Better round for E-Rod. Ward looked like he took a round off.


----------



## browsing (Jun 9, 2013)

Ward is sort of dirty. :lol: He's really dirty actually. Professionally 'effective' - I should say.


Virgil Hunter is giving that golden advice in the corner though.l Virgil tells Ward exactly what to do and what not to do and Ward goes out there and does it.
Hunter knows his shit.


----------



## browsing (Jun 9, 2013)

Rodrigeuz earned that headbutt and Ward definitely gave it to him.


----------



## Sweethome_Bama (Jul 29, 2012)

Roudn 12

They meet in the middle Edwin is coming out mauling. Ward is smothering Edwin and ties him up. nice left from Ward and Ward is backign up edwin who is hanging on now. Ncie lead right from Ward. Ward pushing Edwin back. Nice right to the body of Edwin another righto to the body. Nice right hand left hook to head of Edwin. Ward jabbign and backign u p. Ward gets tied up . Huge lef from Ward, double left on the inside from Ward to Edwin. Edwin cries to the ref about a cut.

The ref rules a accidental headbutt causes a cut. 
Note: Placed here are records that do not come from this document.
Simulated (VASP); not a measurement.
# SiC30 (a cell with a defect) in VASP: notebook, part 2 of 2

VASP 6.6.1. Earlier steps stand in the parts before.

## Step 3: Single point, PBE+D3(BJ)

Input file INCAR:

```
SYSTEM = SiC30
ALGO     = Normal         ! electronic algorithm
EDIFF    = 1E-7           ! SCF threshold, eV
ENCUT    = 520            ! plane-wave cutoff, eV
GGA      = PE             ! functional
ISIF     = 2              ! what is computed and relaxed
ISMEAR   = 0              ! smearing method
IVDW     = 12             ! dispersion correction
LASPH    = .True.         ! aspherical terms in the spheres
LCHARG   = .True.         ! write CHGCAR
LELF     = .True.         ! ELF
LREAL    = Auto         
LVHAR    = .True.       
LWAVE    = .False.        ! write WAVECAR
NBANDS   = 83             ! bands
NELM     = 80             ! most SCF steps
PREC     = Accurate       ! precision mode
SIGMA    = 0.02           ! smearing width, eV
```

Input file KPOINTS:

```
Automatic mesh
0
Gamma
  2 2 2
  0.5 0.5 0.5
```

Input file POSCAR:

ward is jabbing aand stepiing back as Edwin pesses. Edwin eats a hard left hook. Ward ties up Edwin. Edwin eats a stiff jab stalking. Another stiff jab from Ward and Edwin is tying up. Ward flurries agagain the guard of Edwin. Edwin walks into a stiff jab from Ward. WArd ties up edwin and walks him to the ropes. Edwin comes out to try to press and that is the bell.

10 - 9 Ward
118 - 106 Ward


----------



## EngorgedW/Blood (Jun 5, 2013)

9-3 Ward.


----------



## Sister Sledge (Oct 22, 2012)

Shit fight.


----------



## bballchump11 (May 17, 2013)

masterful


----------



## Sweethome_Bama (Jul 29, 2012)

Ward put on a boxing masterclass


----------



## Atlanta (Sep 17, 2012)

12-0 Ward. Dominant effort over a rugged fighter.


----------



## SouthPaw (May 24, 2013)

Ugly and effective. The story of Ward's career.


----------



## Dealt_with (Jun 4, 2013)

Great fight. Ward is so much more impressive than Floyd to me, he can fight and defend going forwards, he's rough and probably the most un-hittable fighter in the sport.


----------



## Hands of Iron (Jun 27, 2012)

Still pegged at #2 .


----------



## browsing (Jun 9, 2013)

Sister Sledge said:


> Shit fight.





bballchump11 said:


> masterful


:lol: :-( Such contrasting views.


----------



## Windmiller (Jun 6, 2013)

Some guys have yet to come to terms with the fact that Ward beat the frack out of Froch with one hand


----------



## Sweethome_Bama (Jul 29, 2012)

Official scores


Jerry Cantu 117 - 107
Max Deluca 118 - 106
Steve Morrow 116 - 108

UD...Andre Ward

Steve Morrow needs to be fired


----------



## Sister Sledge (Oct 22, 2012)

Gotta give Ward a pass to fight a soft touch after a long layoff. This didn't deserve to be a main eventh, though. I'd like to see him fight a god fighter next. Also, he needs to fight outside of California.


----------



## Hands of Iron (Jun 27, 2012)

SouthPaw said:


> Ugly and effective. The story of Ward's career.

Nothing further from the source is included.